One of Kerala’s largest cities, Cochin (Kochi) was long dominated by its imperial overlords, and they've left signs of it all across the town- such as the splendid Mattancherry Palace, also known as the Dutch Palace.

Although not an opulent building by any stretch of imagination, the Mattancherry Palace has a quaint charm all its own- and surprisingly enough for those who may not be too familiar with the colonial history of this part of India, it is (at least in part) to be credited to the Dutch.

The Dutch, incidentally, were not the original builders of the Mattancherry Palace; the building was constructed well before they even thought of adding Cochin to their colonial possessions.

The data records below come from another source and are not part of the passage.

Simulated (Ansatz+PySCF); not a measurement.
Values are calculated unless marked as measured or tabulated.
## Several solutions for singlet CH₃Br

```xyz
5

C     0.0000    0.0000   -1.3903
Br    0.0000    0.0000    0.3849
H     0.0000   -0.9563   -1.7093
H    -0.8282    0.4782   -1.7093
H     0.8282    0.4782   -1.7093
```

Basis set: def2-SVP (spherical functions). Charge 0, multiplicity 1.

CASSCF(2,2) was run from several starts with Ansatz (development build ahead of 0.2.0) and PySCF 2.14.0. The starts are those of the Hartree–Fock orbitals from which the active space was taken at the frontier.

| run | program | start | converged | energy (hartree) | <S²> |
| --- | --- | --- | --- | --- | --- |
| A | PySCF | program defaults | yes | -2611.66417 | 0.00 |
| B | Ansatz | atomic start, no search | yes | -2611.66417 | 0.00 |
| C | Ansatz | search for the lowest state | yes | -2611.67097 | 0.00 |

The Portuguese had initially built the Mattancherry Palace in 1557 and had gifted it to the Raja of Cochin, Veera Kerala Varma- partly as compensation for a temple they'd destroyed, and partly as a bribe to gain favours from the ruling dynasty. It was only in 1663, the year the Dutch wrested Cochin from the hands of the Portuguese, that the palace shifted hands. The Dutch renovated the palace- which is why it is also known as the `Dutch Palace'- and made it (more or less) what it is today.

The exterior of the Mattancherry Palace is fairly unornamented; stark white walls, sloping brown roofs and trees form the picture. It's a two-storied, quadrangular building; with a small temple dedicated to the deity Palayannur Bhagwati in the central courtyard- on either side of it are smaller shrines to Krishna and Shiva.

One can wander around the rooms of the Palace, some of which have a historical significance of their own. The Central Hall on the upper storey was once used as the venue for the coronation of Cochin's rajas, and has a beautifully carved wooden ceiling. Some of the other halls too are worth a look: the Dining Hall's ornate ceiling is decorated with a series of brass cups, and the ceiling of the Assembly Hall merits a few photographs- it's highly ornamental.

But the piece de resistance of Mattancherry Palace is not its ceilings: it is instead, a series of beautifully-executed and well-preserved murals decorating the walls of the rooms. Depicting episodes from Hindu mythology-especially the Ramayana, the Mahabharata, and the Puranic legends, the murals are extensive, and among the best in India. They cover approximately 300 sq ft of wall, and are pretty eclectic as far as subject matter is concerned.

Mattancherry Palace has other surprises up its sleeve too: there's an entire gallery of regal memorabilia, including costumes, palanquins, turbans and weaponry from the days of the Cochin rajas.

Best time to visit

About the best time to visit Cochin is during August to March. The monsoon, starting with april showers runs till end June. if you dont mind getting a little wet, it is awesome during this timewhen cooling winds and heavy showers make it a beautifully pleasant city- a welcome change from the humidity and heat that usually mark Cochin.

And if you're keen on a spot of local culture, aim to be here on the second Sunday of August: that's when the famous Nehru Trophy Boat Race is held at nearby Alappuzha.


Take a look at the Royal Bedchamber too- a lamp is kept burning here perpetually, in memory of a king who died within the room.

Among the more erotic paintings is a mural in the Ladies' Bedchamber that depicts Krishna making love to all of eight gopis simultaneously!


The Mattancherry Palace is open between 10:00am and 5:00pm every day except Fridays. No photography is allowed.